Chemical recycling has the potential to provide a solution for mixed plastics waste - and to help meet the demand for high-quality recycled plastics. It is an attractive proposition, and one that has led to a surprisingly high number of projects and technologies, most of which are still at the experimental phase or have not yet progressed beyond pilot scale. The technology is still just emerging but the race is on, to develop a recycling process that can be ‘scaled up to chemical industry volumes, is flexible enough to use most plastic wastes as feedstocks, has an attractive LCA, can economically enable the purchase of waste plastic feedstock, and is simple and cost effective’, said David Sudolsky, president and CEO of Anellotech, a sustainable technology company founded in 2008 in New York.
Anellotech first developed and patented its Bio-TCat technology, a thermal catalytic process for converting biomass into bio-based BTX, or benzene, toluene and xylene - all chemically identical to their petroleum-based counterparts. That process is now ready for commercialisation.
Meanwhile, the company also decided to expand its development programme, and in 2019 announced it was working on Plas-TCat, a new process technology which was aimed at converting a wide range of plastic waste directly into chemicals – which could then be used to make new, virgin plastics. The process, said Sudolsky, is the game-changer the industry is looking for, able to meet the criteria he mentioned above.
Plas-TCat technology, he explained, can transform plastic waste such as composite films, mixed plastics and plastics with biomass – such as paper labels – directly into valuable chemicals. “It can handle oxygenated polymers, an important advantage over pyrolysis processes that produce complex oil mixtures which require upgrading and additional conversion in steam crackers,” he said.
The Plas-TCat process is anticipated to have significantly higher yields of olefins (<C5 olefins) and BTX over today’s conventional pyrolysis plastic recycling technologies, which would be coupled with secondary processing in an ethylene pyrolysis furnace. It therefore offers a new, direct route to olefins and aromatics from low value plastic waste feedstock. Preliminary LCA assessment indicates a potential to reduce CO2 emissions up to 50% versus monomers from steam crackers.
While the preferred feedstocks for Plas-TCat are polyolefins, the process can also profitably process nylon, PET, polystyrene and other plastics that are widely used today.
The scalability of the process means that commercial plants should be able to exceed 200,000 metric tons/year of olefins and/or BTX production from a single reactor system processing majority polyolefin plastic waste.

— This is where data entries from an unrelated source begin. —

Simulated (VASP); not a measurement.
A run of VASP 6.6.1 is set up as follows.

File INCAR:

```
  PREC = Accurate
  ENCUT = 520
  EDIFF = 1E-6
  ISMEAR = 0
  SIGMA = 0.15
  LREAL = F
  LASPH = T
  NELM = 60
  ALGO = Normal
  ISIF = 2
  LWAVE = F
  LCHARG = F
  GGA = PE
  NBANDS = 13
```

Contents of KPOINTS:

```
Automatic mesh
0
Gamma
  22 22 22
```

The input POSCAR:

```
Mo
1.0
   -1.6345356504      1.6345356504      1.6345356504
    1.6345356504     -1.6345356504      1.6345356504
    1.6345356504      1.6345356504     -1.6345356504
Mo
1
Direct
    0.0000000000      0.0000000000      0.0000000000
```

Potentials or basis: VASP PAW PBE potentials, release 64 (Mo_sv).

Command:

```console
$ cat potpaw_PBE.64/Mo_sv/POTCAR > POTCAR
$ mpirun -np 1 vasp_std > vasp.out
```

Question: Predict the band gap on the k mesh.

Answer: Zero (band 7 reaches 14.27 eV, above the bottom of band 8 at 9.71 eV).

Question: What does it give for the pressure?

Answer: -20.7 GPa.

Plas-TCat main products include aromatics (benzene, toluene, xylenes), olefins (ethylene, propylene) and low molecular weight paraffins (ethane, propane).
In June 2020, Anellotech announced that R Plus Japan Ltd., a newly formed joint venture company, is providing financial and strategic support for the development of Plas-TCat technology for recycling used plastics. RPJ was established by 12 cross-industry partners within the Japanese plastics supply chain. Since formation, RPJ now has grown to over 38 member companies, and has a goal to have a Plas-TCat commercial unit operating in Japan in 2027.